Koutsoukis tells us that Naomi "has many passions, some contradictory." So sit back, relax, and enjoy some Zionist plain-speaking from Ragin' Ragen:

After "lamenting the end of women's dialogue that for one brief moment Oslo allowed," Naomi opines, "'If we women [Israeli and Palestinian] could just keep sitting together and talking, we'd get a lot done'." Exactly what 'they' got done during that "one brief moment" she doesn't say, but you'll be pleased to know that Naomi, "an Orthodox Jew... receives Christmas cards from a member of the Jordanian royal family, a Muslim"! Now if only the anonymous Jordanian blueblood, prime ministerial wannabe Tzipi Livni, and Naomi, of course, could sit down over a cuppa, a new era of peace and harmony would dawn in the Holy Land. Yeah, right!

"[Naomi] is convinced the controversial wall separating Israel and the West Bank is essential for security." [Not illegal, you'll note, merely "controversial." Note also Katsoukis' description (clueless/deliberate?) of the wall "separating Israel from the West Bank," when much of it is built inside the West Bank.] Yet this "passion" for the wall is contradicted, according to Koutsoukis, by Naomi's refusal, against the wishes of her fellow Jews in the Ramot neighbourhood of Jerusalem, to countenance the building of "a fence that would have prevented her neighbours from the Arab village Beit Iksa coming to their construction jobs. 'These were honourable men coming in to do their jobs and we never, ever had any trouble with any of them. Why would I cut them off from their livelihoods? If anything had ever happened, of course, I'd have been the first to have insisted on the fence'." Hm, what a friend to the good folk of Beit Iksa! Only trouble is, as the headline has it, it really is "all in the talk."

To begin with, Naomi's home of Ramot [Allon] is an illegal Israeli settlement built on occupied land (1347 dunums) stolen from Beit Iksa in 1973. What's more, Ramot snaffled a further 112 dunums of Beit Iksa's land between 2002 and 2004. With the completion of Israel's Apartheid Wall, Beit Iksa will lose 60% of its land to the Israeli side (See Beit Iksa loses its lands to the Israeli Segregation Wall, poica.org).

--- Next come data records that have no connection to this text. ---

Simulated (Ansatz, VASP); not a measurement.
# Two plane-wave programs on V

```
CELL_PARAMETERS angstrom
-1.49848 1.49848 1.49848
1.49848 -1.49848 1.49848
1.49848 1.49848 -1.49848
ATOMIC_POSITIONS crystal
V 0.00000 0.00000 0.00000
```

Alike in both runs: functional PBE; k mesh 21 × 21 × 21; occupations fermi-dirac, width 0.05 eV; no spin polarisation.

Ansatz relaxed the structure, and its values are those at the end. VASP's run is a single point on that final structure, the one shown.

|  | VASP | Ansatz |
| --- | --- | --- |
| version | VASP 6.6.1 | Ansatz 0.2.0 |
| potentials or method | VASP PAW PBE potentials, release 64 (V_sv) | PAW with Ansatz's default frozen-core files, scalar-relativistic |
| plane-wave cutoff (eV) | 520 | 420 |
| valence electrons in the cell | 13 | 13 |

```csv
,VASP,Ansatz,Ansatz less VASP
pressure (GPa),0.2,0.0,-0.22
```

Then there's the slight matter of Naomi's revisionism. As a novelist (she's also here for the Melbourne Writers' Festival), you may be sure she knows that a first draft can always benefit from a good re-write. And so the second draft (above) of Naomi Stands Alone Against the Wall, in which she portrays herself as a lone defender of the "honourable men" of Beit Iksa, is way better than the first, which appeared in the March 2006 edition of Mideast Outpost (http://mideastoutpost.com/archives/2006_03.html) under the heading Handing Jerusalem to Hamas. Back then Naomi wrote as follows: "During the intifada, [Beit Iksa] villagers regularly walked across the wadi and up the steps past my home to work in construction jobs in Ramot and elsewhere. This, even after terrorists were found with suicide belts in Ramot... The police never checked these workers, despite repeated phone calls and warnings." And remember how, in her second draft, she said she opposed the building of the wall because it would have prevented the villagers of Beit Iksa from "coming to their construction jobs?" That was mucho better than the first draft, which had her opposing the wall because it'd leave Beit Iksa on the Palestinian side of the wall where it would become a hotbed of Hamasian terror on Ramot's very "doorstep." And how does she know this? Because those bloody villagers "voted 100% for Hamas" in the election!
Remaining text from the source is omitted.